I wanted to post an update to the Killing Referral Spam post I made a while back. First, I wanted to update some misconceptions that I had about the whys and what fors of referral spam. As such, let me quote my update from that post:
UPDATE: Many people, including myself, have come up with far more legitimate reasons why spammers do target referral logs. Among them are: * Many sites include the “most recent referrers” on their pages, so any referrer spammers will get links and corresponding Google Juice. * Many sites have public links to their referral pages which can be spidered. * Site stats can be bloated by referral spammers so that getting an accurate record of your readership is all but impossible (hat-tip to Ruby with a “B”). * Obviously the more referral spam hits you get the more bandwidth that gets used. For those on limited hosting plans or for hosts themselves, this can be costly and burdensome (hat-tip to glo). * Some blogs have scripts to pick up the most common referral addresses and link back to them (hat-tip to Shadow). Just wanted to set the record straight… it’s not as useless as I originally thought.
All of those reasons make keeping ahead of the spammers a little more necessary in my mind. In analyzing my referrer logs for the 6 days since March 3rd I determined that I had killed 518 referral spam attempts. Given the current size of my index — and given that spammers rarely pull the rest of the content, instead simply pulling the single page they’re targeting — that’s roughly 25M of bandwidth that would have been taken up solely by referral spammers. For those on limited hosting accounts, that 25M of bandwidth can make a difference.
In terms of false-positives there have been surprisingly few. Of those, most were from domain names that are impossible to tell from “good” domain names (note to bloggers – to avoid being blacklisted it’s sometimes advisable to not include the term “facial” in your domain name). Those that do get unfairly blacklisted have used the email I put on the page to let me know and I have them back in “good graces” in short order. I don’t consider it onerous and as far as I know the people that contacted me don’t either.
In terms of how many spammers get through, it’s still a game of whack-a-mole. On average I have to use my script and add an asshole to the list about once a day. I can live with that. It’s actually gotten enjoyable knowing that when I click that “add” button I won’t be seeing that particular turd again. So long, loser!
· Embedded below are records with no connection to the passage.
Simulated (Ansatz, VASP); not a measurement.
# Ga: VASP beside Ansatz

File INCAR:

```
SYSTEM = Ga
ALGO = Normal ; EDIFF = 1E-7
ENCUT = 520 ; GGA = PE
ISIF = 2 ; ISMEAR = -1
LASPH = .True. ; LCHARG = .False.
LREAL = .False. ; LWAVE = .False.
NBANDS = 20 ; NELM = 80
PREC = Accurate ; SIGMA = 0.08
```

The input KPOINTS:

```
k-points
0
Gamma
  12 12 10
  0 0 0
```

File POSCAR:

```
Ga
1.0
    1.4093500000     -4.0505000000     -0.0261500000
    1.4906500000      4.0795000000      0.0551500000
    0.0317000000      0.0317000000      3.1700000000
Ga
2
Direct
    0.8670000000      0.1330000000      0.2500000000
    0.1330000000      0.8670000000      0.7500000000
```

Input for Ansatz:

A lot of people suggest that I switch over to Referrer Karma. I’m sure it’s great. However, it’s a bit of a case of “not invented here” syndrome in that generally I can’t tell what it’s doing or why it’s doing it. I’ve read accounts of some overzealous protection and in cases like that it can be difficult to determine what went wrong and how to let people back in. I know that was one of my beefs with Spam Karma when I used it. Sometimes it would latch on to someone — generally a good friend of mine in real life — and consider him to be the human avatar of penultimate evil and not allow anything through. Reversing that process took longer than I felt comfortable with. So, for now, I’ll stick with my game of whack-a-mole.

3 Responses to “Referrer spam update”
Hey, thanks for the hat tip, but my name is Ruby (with a B).
Keep up the good fight!
Indeed it is, my apologies. It has been corrected
.
We report’em to Google, get’em banned, and when they figure it out, they stop spamming.
Well, except the worst of the bunch, who seem to keep trying – for now.